When most individuals in Florida get divorced, their first instinct might be to move out of their house as quickly as possible. However, moving out before the divorce is finalized can produce its own set of problems. If possible, both parties should try to live in the same house as long as possible, particularly if children are involved. While moving out first might sound appealing to some, it can end up hurting their case in the long run.
How moving out can negatively affect an individual’s case
When an individual moves out during a divorce, they might find themselves paying two sets of bills: their current rent or mortgage plus the rent or mortgage from the house they shared with their spouse. If the primary earner for the household moves out, the state might require them to continue paying the bills and utilities. This adds additional strain onto the other financial challenges that come with divorce.

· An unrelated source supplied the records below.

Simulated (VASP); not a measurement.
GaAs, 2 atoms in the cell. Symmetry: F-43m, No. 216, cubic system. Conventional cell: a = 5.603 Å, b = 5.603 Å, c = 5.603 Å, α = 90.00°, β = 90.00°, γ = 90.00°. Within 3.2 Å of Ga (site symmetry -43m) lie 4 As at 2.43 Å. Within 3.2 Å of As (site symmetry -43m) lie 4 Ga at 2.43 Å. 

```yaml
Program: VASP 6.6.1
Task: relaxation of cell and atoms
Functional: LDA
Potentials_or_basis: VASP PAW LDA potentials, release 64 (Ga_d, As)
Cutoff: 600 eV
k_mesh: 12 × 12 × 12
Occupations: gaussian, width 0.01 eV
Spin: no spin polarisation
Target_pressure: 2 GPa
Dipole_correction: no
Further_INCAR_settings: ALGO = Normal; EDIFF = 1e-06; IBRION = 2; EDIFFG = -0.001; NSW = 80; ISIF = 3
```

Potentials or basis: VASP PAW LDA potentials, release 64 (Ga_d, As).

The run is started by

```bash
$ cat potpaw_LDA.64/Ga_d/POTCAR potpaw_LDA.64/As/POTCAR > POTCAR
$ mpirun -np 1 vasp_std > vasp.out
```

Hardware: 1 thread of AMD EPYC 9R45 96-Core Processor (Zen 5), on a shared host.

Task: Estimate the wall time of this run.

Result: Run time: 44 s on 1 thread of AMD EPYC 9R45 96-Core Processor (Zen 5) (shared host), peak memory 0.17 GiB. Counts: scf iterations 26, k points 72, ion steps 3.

If the couple has children, the individual who moves out will have less time with their kids. As a result, they might be denied custody or certain visitation rights. In certain cases, they might even have to pay child support before the divorce is finalized. To prevent situations like this, it’s beneficial for the individual to remain in the house as long as possible.
How to proceed in the event of a divorce
Speaking with a family law attorney may be beneficial to an individual who’s going through a divorce. An attorney might help the client divide up their assets, negotiate for child custody and visitation rights, determine spousal support payments and more. An attorney may also be able to give the client guidance and help them navigate through the divorce proceedings to ensure that they get the best possible outcome for their situation.